The study of perceptual processes has traditionally been a field of psychology, which today has passed into neural brain research. Its experimental quantification was first possible with the data processing that emerged in the 1960s, and which is followed not only by our computers. Psychology found that different data rates are also processed in our perception in the brain: For example, the brain can process environmental information received via the eye at much higher data rates per second than information flowing into the brain via the ear. In this upstream process, analysis, filtering and recoding of the information results in a considerable reduction of the data. Only in this way is the human being able to react without delay to dangers, for example. A large part of this processed data subsequently does not enter the consciousness at all, but rather goes to subconscious centers where, among other things, reflexes are triggered, for example to control emotions. The constant processing and modification of neuronal data–whether on a conscious or subconscious level–which in turn are stimulated by constant new input from the outside world, is what we call learning. Into the consciousness, which is to be regarded as a working memory, only that tiny part of information reaches, which is recognized as particularly important due to special characteristics–for example by their innovative, unusual or also danger-associating character. Here the last and most complicated step of the analysis begins: the one which is carried out consciously. For this purpose, the thinking strategies known to us are used, especially with the help of prior knowledge. For this cognitive processing–triggered by associations–numerous contents from the short-term memory and the long-term memory are called back into consciousness and used for conscious decision processes.

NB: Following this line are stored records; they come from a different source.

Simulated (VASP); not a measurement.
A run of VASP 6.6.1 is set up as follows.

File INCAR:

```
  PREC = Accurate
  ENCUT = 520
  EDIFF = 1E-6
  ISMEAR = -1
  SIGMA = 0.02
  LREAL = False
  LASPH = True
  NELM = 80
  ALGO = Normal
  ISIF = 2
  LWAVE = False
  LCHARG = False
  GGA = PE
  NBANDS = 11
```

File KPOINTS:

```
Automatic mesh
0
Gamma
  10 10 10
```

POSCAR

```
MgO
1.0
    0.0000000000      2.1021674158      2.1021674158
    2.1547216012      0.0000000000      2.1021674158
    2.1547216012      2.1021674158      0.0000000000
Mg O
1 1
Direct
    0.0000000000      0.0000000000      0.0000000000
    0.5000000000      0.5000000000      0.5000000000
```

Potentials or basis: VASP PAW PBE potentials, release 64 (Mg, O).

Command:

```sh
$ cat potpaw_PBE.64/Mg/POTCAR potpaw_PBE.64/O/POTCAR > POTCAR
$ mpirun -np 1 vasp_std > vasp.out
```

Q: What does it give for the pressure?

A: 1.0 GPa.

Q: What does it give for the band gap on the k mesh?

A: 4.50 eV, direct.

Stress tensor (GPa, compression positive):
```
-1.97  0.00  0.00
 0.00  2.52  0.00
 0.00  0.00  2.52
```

DRAKULA from 1970/71: Art for information-aesthetic experiments

Like any data-processing technical system, the human neural network is subject to certain physically determined restrictions, such as limited operating speeds and limited storage and flow capacities. On average, these values, which developed during evolution, are such that humans are always able to grasp the complexity of the perceived environmental impressions. However, the complexity of the stimulus patterns can also overtax the system; it turns out that then, with the help of certain methods, for example based on approximation processes or probability assumptions, useful results are often nevertheless obtained in the required time unit. Occasionally, however, man also encounters sources of information from which a flow of information emanates which corresponds quite well to the receptivity of consciousness. Such stimulus patterns trigger emotions that lead the person to perceive the perceived phenomenon as beautiful. If a work of art thus meets the described, individually highly different conditions for optimal conscious information absorption, then it becomes art for the recipient. This shows at the same time that the absolute work of art cannot exist, since it depends on the strongly divergent knowledge of the individual.

At the same time, art cannot be examined in isolation from what is around us–be it of natural or artificial origin. For perceptual processes of art are always driven by perceptual processes from the environment.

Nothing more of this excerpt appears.